Wednesday, February 13, 2013

Fairy Tale Variations

Over the course of the last several months, I've been outlining a fairy tale retelling. It had been a long time since I'd read the fairy tale, but I thought it was a little known variation of East of the Sun, West of the Moon. Nope. With a little help from my mother-in-law, I discovered that the tale is actually called The Unusual Nightingale. And while there are quite a few retellings of East of the Sun, West of the Moon, I haven't been able to find one for The Unusual Nightingale.

Yes, this makes me happy.

Why did I make the mistake in the first place? There are a lot of similarities between the two fairy tales. The Unusual Nightingale begins more like Beauty and the Beast, but the ending is more like East of the Sun, West of the Moon. And the story that I've been outlining isn't really any of them. It has bits of a nursery rhyme and an old story that inspired Shakespeare's Merchant of Venice, and I'm searching for a historical culture that I can anchor it in. I don't know how much of the fairy tale will be left when I've written and revised it, but it's a good place to begin. How many variations of Cinderella are there?

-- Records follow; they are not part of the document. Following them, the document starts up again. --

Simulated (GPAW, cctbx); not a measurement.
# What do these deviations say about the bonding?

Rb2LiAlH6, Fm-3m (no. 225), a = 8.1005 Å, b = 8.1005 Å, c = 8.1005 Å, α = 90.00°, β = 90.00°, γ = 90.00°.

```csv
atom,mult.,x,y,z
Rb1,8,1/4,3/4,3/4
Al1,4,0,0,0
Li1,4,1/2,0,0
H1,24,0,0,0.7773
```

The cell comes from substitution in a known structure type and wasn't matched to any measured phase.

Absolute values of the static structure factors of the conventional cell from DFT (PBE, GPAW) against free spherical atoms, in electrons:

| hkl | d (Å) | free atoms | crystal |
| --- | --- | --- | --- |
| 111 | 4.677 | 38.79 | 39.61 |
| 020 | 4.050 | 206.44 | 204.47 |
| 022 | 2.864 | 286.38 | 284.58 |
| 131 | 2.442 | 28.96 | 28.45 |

Do YOU have a favorite fairy tale?

Wednesday, February 6, 2013

Elizabeth Gilbert's Take on Creative Genius

This TED video isn't new, but it was exactly what I needed this week. If you have a little while, it's worth watching.


I don't talk about inspiration on here often, because I worry that someone who hasn't experienced it will think I'm being weird. When I write poems or picture books, they tend to come all at once; if I don't write the idea as a whole, I can't go back and capture the unfinished part. That doesn't mean that I'll never have a chance to capture that idea again, but if I'm to get it right, I'll have to start over; it won't be the same.

But when you have children and friends, you get interrupted. And I love my husband, but he is more likely to interrupt my work-in-progress than to protect me from interruptions. *waves to husband* And this is okay. It just makes capturing those fleeting ideas more challenging.

Writing a novel is a more forgiving process for me. I can stop in the middle of scene and come back to it, though it's still easier for me to write from the beginning of a scene to the end. I know that not all writers are like this, though. Some leave scenes unfinished so that they'll have something to work on when they come back. And in theory, that's a great idea. It just doesn't work as well for me.

What about you? Do you have something that's hard to finish once it's been interrupted?